I was asleep when I heard it; a scratching at the front door. It sounded like a very large and grumpy possum, so I ignored it. Then the sound seemed to move. From the front to the side until I thought I could hear creaking at the back. As possums go, it was clearly very active. I decided to investigate.
When I move around at night, I’m like a ninja. I never turn the lights on. Instead, I rely on my enhanced panther-like senses to navigate through the darkness. As I got to the kitchen, I could see through the night shadows that the back door was wide open. Worse still, the possum in question was about six feet tall, standing on two legs and in the middle of my living room.
I wish I could say that I remained cool and said something awesome like, ‘Big mistake’ or ‘You’ve just made a very powerful enemy’, but instead I yelled ‘Hey!’ at the top of my lungs. The intruder bolted. I quickly locked the door before realising that there may be others still inside. Turning on all the lights I could, I inspected every nook and cranny until I was satisfied I was alone. It was only then that my thoughts turned to whether anything might be missing. Turns out, he’d taken my car key (but not the car) and a clip containing my license, ATM card and gym membership.
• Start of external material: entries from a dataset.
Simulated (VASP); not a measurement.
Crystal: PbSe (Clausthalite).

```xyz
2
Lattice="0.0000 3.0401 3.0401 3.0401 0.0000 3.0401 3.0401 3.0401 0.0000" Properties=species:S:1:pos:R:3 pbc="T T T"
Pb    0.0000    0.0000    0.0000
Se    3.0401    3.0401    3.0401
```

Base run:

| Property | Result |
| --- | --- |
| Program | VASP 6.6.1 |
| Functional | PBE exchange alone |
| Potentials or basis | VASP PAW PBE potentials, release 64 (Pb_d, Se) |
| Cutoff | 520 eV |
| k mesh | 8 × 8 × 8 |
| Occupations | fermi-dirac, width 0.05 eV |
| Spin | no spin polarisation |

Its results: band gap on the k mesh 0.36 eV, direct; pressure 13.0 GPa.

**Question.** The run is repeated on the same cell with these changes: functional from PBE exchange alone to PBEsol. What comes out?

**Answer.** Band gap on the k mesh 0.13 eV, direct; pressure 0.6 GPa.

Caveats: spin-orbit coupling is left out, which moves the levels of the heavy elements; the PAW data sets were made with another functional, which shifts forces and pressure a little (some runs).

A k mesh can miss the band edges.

Thankfully, the dirty varmint didn’t steal the washing machine stabiliser bolts. Perhaps he was ignorant as to their value. Maybe he doesn’t wash his clothes. Either way, the bolts remained mine. Never before in the history of humankind has there been a better time to move house. As I write this, I can hear the washing machine gently whirring away, everything perfectly balanced. I feel exactly the same way.